It should be used to make any changes needed to switch resources to use the
new applications.
In a Lambda Complex application, this means the SQS queues that will be used to introduce data into the application: the new queues will have different identities, and the applications sending to them should be updated.
The coordinator configuration is as important as the concurrency
property of
components when tailoring an application to work within the Lambda limits placed
on an AWS account. See the example configuration for an explanation of these
properties, and note that it is perfectly possible to set values that are too
high for a coordinator invocation to complete without error.
coordinator: {
coordinatorConcurrency: 1,
maxApiConcurrency: 10,
maxInvocationCount: 20,
minInterval: 10
},
For each component identified in the design, create a definition in the
components
array. Most components will be of the eventFromMessage
type and
this associated with an SQS queue.
Each component must have an associated role, applied to its Lambda function.
Add these to the roles
array.
roles: [
{
name: 'default',
// No extra statements beyond those added by default to access queues.
statements: []
}
],
components: [
{
name: 'invokedProcessor',
type: 'eventFromInvocation',
// Since this defines no routing, this is a dead end: events are delivered
// here and no further processing results.
// routing: undefined,
lambda: {
npmPackage: path.join(__dirname, 'processor'),
handler: 'index.handler',
memorySize: 128,
timeout: 60,
role: 'default'
}
}
],
For most components the routing
property is important: it determines which
other components accept the output of this component as their input. This can be
a component name, array of component names, or a function:
routing: 'aComponent',
...
routing: ['component1', 'component2'],
...
routing: function (error, data) {
// This is safe provided that the Lambda function for this component
// includes the underscore module.
var _ = require('underscore');
// Don't send on any data if an error resulted.
if (error) {
return [];
}
// Otherwise split up or manipulate data and send it to other
// components as desired.
return [
{ name: 'componentA', data: _.keys(data) },
{ name: 'componentB', data: _.values(data) }
];
},
A Lambda function for use in a Lambda Complex application is written in the
normal way. The result it returns to context.succeed
or context.done
may be
routed to one or more other components depending on definitions in the
application configuration file.
Thus any suitable NPM module that provides exported handle functions that conform to the Lambda specification can be used. As a reminder, these functions must be of the form:
exports.fn = function (event, context) {
var result = {
name: 'value'
};
context.succeed(result);
}
A function must invoke the context
methods on completion to provide data that
can be passed on to other components in the application.
AWS Lambda runs under a specific version of Node.js. Set up development and testing to ensure that your application can function in that environment.
For deployment to work, suitable AWS credentials for the account specified in the configuration file must be present. The credentials must at a minimum allow full interaction with CloudFormation stacks, the S3 bucket and key prefix specified in configuration, CloudWatch logs, Lambda functions, SQS queues, and roles.

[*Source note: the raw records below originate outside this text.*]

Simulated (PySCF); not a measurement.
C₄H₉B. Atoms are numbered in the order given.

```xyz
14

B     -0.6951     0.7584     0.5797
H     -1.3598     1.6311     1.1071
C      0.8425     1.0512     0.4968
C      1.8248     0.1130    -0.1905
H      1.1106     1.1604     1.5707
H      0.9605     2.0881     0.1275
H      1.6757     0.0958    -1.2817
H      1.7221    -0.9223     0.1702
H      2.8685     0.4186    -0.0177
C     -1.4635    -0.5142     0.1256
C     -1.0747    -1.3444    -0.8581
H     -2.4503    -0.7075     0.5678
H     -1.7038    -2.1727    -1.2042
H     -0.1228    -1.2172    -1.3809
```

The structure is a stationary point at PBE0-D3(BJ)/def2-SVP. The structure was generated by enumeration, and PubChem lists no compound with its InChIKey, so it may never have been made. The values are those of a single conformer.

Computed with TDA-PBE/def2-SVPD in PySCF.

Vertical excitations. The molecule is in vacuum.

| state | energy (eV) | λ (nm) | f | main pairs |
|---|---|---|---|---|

To make credentials available for Lambda Complex, either create a credentials file in the standard location or set environment variables to hold the key and secret key. Both options are described in the AWS SDK documentation.
Unlike many Node.js AWS modules, Lambda Complex does not accept IAM access keys directly in configuration. It is bad practice to specify access keys in code or configuration for code; you should always add them to the environment in one of the ways noted above.
The lambda-complex
module exports the following Grunt tasks, which can
be loaded via grunt.loadNpmTasks('lambda-complex')
in modules that load
lambda-complex
as a dependency:
lambda-complex-build
- build a specified application.lambda-complex-deploy
- build and deploy a specified application.
The usage of the tasks is illustrated below; both require the --config-path
option to be specified.
Once the Javascript configuration file is ready, deploy the application via a
Grunt task. Note that the config-path
option can be set to a relative or
absolute path:
grunt lambda-complex-deploy --config-path=/path/to/applicationConfig.js
Deployment uses the cloudformation-deploy NPM module, so you may want to take a look at its documentation. In short, the following occurs:
- Request stack creation.
- Wait on the stack status to show show success.
- Run the provided
config.deployment.switchoverFunction
. - Delete any previous instances of the stack once the switchover is done.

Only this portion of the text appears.